Example of using NVIDIA FLARE to train an image classifier using federated averaging (FedAvg) and PyTorch as the deep learning training framework.
This example also highlights the Weights and Biases streaming capability from the clients to the server.
NOTE: This example uses the CIFAR-10 dataset and will load its data within the trainer code.
Install additional requirements (if you already have a specific version of nvflare installed in your environment, you may want to remove nvflare in the requirements to avoid reinstalling nvflare):
python -m pip install -r requirements.txt
Set PYTHONPATH
to include custom files of this example:
export PYTHONPATH=${PWD}/..
Import the W&B Python SDK and log in:
python3
>>> import wandb
>>> wandb.login()
Provide your API key when prompted.
Use nvflare simulator to run the example:
nvflare simulator -w /tmp/nvflare/ -n 2 -t 2 ./jobs/hello-pt-wandb
By default, Weights and Biases will create a directory named "wandb" in the server workspace. With "mode": "online" in the WandBReceiver, the files will be synced with the Weights and Biases server. You can visit https://wandb.ai/ and log in to see your run data.
For the job hello-pt-wandb
, on the client side, the client code in PTLearner
uses the syntax for Weights and Biases:
self.writer.log({"train_loss": cost.item()}, current_step)
self.writer.log({"validation_accuracy": metric}, epoch)
The WandBWriter
mimics the syntax from Weights and Biases to send the information in events to the server through NVFlare events
of type analytix_log_stats
for the server to write the data for the WandB tracking server.
The ConvertToFedEvent
widget turns the event analytix_log_stats
into a fed event fed.analytix_log_stats
,
which will be delivered to the server side.
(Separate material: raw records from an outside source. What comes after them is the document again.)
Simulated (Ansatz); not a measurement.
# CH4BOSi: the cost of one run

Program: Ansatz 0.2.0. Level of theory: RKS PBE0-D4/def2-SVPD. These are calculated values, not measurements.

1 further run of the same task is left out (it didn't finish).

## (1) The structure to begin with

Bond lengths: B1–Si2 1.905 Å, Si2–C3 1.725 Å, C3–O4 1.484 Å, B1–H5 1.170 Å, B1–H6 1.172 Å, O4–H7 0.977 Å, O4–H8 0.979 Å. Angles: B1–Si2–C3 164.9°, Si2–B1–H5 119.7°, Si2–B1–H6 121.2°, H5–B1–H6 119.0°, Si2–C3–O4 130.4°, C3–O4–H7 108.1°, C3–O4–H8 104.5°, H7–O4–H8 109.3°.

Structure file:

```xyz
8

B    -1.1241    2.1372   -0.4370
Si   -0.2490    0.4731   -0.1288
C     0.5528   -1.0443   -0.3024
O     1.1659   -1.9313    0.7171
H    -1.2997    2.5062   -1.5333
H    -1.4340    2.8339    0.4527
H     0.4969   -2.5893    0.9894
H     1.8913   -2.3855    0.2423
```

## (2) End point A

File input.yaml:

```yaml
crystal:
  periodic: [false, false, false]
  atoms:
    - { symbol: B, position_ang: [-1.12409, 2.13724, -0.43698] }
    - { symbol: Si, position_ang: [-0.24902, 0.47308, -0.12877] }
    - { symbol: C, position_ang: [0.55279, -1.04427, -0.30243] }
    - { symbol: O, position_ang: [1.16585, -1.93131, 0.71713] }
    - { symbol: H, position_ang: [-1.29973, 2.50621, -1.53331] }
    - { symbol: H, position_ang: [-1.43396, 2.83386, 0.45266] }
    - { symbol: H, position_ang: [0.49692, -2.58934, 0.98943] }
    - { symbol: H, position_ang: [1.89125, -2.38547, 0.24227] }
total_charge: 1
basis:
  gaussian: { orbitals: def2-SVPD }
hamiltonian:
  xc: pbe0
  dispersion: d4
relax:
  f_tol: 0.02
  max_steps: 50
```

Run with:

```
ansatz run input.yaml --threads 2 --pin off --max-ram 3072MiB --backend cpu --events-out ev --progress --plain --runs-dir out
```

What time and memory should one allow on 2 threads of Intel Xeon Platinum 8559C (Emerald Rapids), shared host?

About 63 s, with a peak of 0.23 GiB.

On the server side, the WandBReceiver
is configured to process fed.analytix_log_stats
events,
which writes received data from these events.
This allows for the server to be the only party that needs to deal with authentication for the WandB tracking server, and the server can buffer the events from many clients to better manage the load of requests to the tracking server.